By Kyle James   |  09-26-2017   News
Photo credit: Lawnews.com

Texas's Anti-Sanctuary City bill-SB4- has been allowed to go forward, at least in part, by a federal appeals court. The most controversial part of the SB4 provisions is the language that directs all Texas law enforcement agents and officials to "comply with, honor, and fulfill," Immigration and Customs Enforcement (ICE) detainer requests.

The relevant part of the provision, Art. 2.251. DUTIES RELATED TO IMMIGRATION DETAINER REQUESTS, says "A law enforcement agency that has custody of a person subject to an immigration detainer request issued by United States Immigration and Customs Enforcement shall: (1) comply with, honor, and fulfill any request made in the detainer request provided by the federal government; and (2) inform the person that the person is being held pursuant to an immigration detainer request issued by United States Immigration and Customs Enforcement." The above provision has been allowed to take effect by a federal appeals court and basically says any police officers, chiefs or sheriffs who refuse ICE detainer requests will now be subject to criminal charges. This new provision essentially means Texas law enforcement officials can land in jail if they don't comply with Immigration and Customs Enforcement. The one exception allows officers who are aware of a person's lawful status in the country through official documentation to deny an ICE detainer request if it is wrongfully-issued.

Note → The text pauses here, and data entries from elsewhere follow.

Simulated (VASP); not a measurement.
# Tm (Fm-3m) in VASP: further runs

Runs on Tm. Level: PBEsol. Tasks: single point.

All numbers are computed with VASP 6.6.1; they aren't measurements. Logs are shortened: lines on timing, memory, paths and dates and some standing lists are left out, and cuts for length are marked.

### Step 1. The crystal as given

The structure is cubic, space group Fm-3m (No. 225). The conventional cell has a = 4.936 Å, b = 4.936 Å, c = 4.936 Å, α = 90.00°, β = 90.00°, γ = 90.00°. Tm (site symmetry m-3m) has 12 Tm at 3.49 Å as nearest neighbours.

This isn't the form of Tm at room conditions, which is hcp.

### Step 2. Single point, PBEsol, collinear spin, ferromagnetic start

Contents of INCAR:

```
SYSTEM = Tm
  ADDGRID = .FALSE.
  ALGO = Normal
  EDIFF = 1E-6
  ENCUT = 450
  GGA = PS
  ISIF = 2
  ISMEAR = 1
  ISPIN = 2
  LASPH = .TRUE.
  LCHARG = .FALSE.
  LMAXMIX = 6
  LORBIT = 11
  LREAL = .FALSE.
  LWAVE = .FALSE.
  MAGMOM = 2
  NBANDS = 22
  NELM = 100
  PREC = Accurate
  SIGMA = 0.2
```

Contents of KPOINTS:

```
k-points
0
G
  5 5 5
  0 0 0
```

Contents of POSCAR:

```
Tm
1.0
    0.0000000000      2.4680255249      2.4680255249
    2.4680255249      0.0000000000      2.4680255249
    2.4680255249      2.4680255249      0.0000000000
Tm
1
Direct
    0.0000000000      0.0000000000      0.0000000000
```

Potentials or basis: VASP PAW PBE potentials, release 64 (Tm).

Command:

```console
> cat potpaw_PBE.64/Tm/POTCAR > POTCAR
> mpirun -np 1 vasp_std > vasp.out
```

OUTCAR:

Section 5.02 of SB4 further amends Texas law, specifically Sec. 39.07. FAILURE TO COMPLY WITH IMMIGRATION DETAINER REQUEST. This provision says "A person who is a sheriff, chief of police, or constable or a person who otherwise has primary authority for administering a jail commits an offense if the person: (1) has custody of a person subject to an immigration detainer request issued by United States Immigration and Customs Enforcement; and (2) knowingly fails to comply with the detainer request. (b) An offense under this section is a Class A misdemeanor. Although most of SB4 was blocked from going into effect by U.S. District Judge Orlando Garcia, these particular provisions will be allowed to take effect.